Consensus Consensus Range Actual Previous Revised
Economic Sentiment 95.6 94.1 to 96.3 93.0 96.6 96.2
Industry Sentiment -7.0 -9.0 to -6.9 -7.7 -7.0
Consumer Sentiment -20.6 -16.3 -16.4

Highlights

The April 2026 survey reveals a broad-based confidence shock across the euro area, with both sentiment and labour market expectations deteriorating sharply. The decline in the economic sentiment indicator (93.0 after 96.2) and employment expectations indicator (91.7 after 96.3) below long-term averages, signals a shift from fragile recovery to renewed pessimism.
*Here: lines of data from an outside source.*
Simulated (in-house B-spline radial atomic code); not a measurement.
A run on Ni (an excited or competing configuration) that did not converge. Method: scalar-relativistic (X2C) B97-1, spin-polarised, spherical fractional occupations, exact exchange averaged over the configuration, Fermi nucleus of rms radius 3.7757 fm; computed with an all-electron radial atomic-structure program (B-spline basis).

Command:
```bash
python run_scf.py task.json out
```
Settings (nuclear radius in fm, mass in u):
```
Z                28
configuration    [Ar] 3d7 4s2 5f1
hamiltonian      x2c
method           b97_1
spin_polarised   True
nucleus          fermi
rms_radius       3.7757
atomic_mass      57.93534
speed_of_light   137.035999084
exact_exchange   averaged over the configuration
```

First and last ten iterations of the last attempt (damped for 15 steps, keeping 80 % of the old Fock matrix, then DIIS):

What is particularly concerning is the synchronised weakness across sectors. While industry appears superficially stable, this masks a drop in forward-looking production expectations, suggesting latent weakness in future output. Services and consumer confidence, however, show outright contraction, reflecting demand-side fragility driven by declining household financial expectations and reduced spending intentions.

Labour market signals are turning more cautious. Falling hiring plans alongside rising labour hoarding imply that firms are retaining workers but delaying expansion, a pattern consistent with uncertainty-driven stagnation. Inflation dynamics add a further layer of complexity. The surge in selling price expectations, coupled with rising consumer price perceptions, points to persistent cost pressures despite weakening demand, raising stagflationary risks.

Overall, the sharp rise in uncertainty indicates an economic environment characterised by low confidence, constrained demand, and policy-sensitive recovery prospects. These latest updates take the RPI to minus 38 and the RPI-P to minus 45, meaning that economic activities continue to lag market expectations in the euro area.

Market Consensus Before Announcement

Sentiment expected to show a decline to 95.6 in April from 96.6 in March amid concern over rising energy costs.

Definition

Released by the European Commission, the economic sentiment index (ESI) provides a broad measure of both business and consumer sentiment. Results are available for all participating countries and aggregated to the Eurozone and European Union level. The survey is very detailed and offers information on demand, output and inflation.

Description

The survey offers key sentiment data across the European Union and the Eurozone region. Data are available for each country and are aggregated for both the Eurozone and EU. It is conducted by the European Commission rather than Eurostat, the compiler of most other EMU data. The index is a broad measure of both business and consumer sentiment in the EU members. Because of its coverage of all the EU countries it is highly regarded in the financial markets as a good indicator of the mood of consumers and industry in each country. It is also normally a good indicator of quarterly GDP.

Confidence indicators are calculated for industry, services, construction, retail trade and consumers. In turn, they are combined into an overall composite number, the economic sentiment indicator (ESI). The data are seasonally adjusted and defined as the difference (in percentage points of total answers) between positive and negative answers. The survey also covers other areas of the economy that are not explicitly included in the ESI. In particular, responses to questions about the inflation outlook are used by the ECB as one means of measuring inflationary expectations.